Faceboook Gets Smarter with Graph Engine Optimization by Alex Woodie.
From the post:
Last fall, the folks in Facebook’s engineering team talked about how they employed the Apache Giraph engine to build a graph on its Hadoop platform that can host more than a trillion edges. While the Graph Search engine is capable of massive graphing tasks, there were some workloads that remained outside the company’s technical capabilities–until now.
Facebook turned to the Giraph engine to power its new Graph Search offering, which it unveiled in January 2013 as a way to let users perform searches on other users to determine, for example, what kind of music their Facebook friends like, what kinds of food they’re into, or what activities they’ve done recently. An API for Graph Search also provides advertisers with a new revenue source for Facebook. It’s likely the world’s largest graph implementation, and a showcase of what graph engines can do.

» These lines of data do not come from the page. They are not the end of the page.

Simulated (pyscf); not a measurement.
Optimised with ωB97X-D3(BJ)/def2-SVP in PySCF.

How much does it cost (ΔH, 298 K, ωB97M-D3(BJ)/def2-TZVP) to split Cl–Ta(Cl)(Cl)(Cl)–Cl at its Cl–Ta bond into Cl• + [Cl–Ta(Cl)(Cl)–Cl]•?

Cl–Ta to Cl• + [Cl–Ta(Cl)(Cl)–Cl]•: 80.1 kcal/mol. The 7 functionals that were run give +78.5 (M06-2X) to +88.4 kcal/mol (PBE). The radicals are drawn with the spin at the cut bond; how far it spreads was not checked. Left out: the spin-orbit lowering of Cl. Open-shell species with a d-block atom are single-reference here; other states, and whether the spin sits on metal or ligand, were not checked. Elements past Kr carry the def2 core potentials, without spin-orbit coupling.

The company picked Giraph because it worked on their existing Hadoop implementation, including HDFS and its MapReduce infrastructure stack (known as Corona). Compared to running the computation workload on Hive, an internal Facebook test of a 400-billion edge graph ran 126x faster on Giraph, and had a 26x performance advantage, as we explained in a Datanami story last year.
When Facebook scaled its internal test graph up to 1 trillion edges, they were able to keep the processing of each iteration of the graph under four minutes on a 200-server cluster. That amazing feat was done without any optimization, the company claimed. “We didn’t cheat,” Facebook developer Avery Ching declared in a video. “This is a random hashing algorithm, so we’re randomly assigning the vertices to different machines in the system. Obviously, if we do some separation and locality optimization, we can get this number down quite a bit.”
…
High level view with technical references on how Facebook is optimizing its Apache Giraph engine.
If you are interested in graphs, this is much more of a real world scenario than building “big” graphs out of uniform time slices.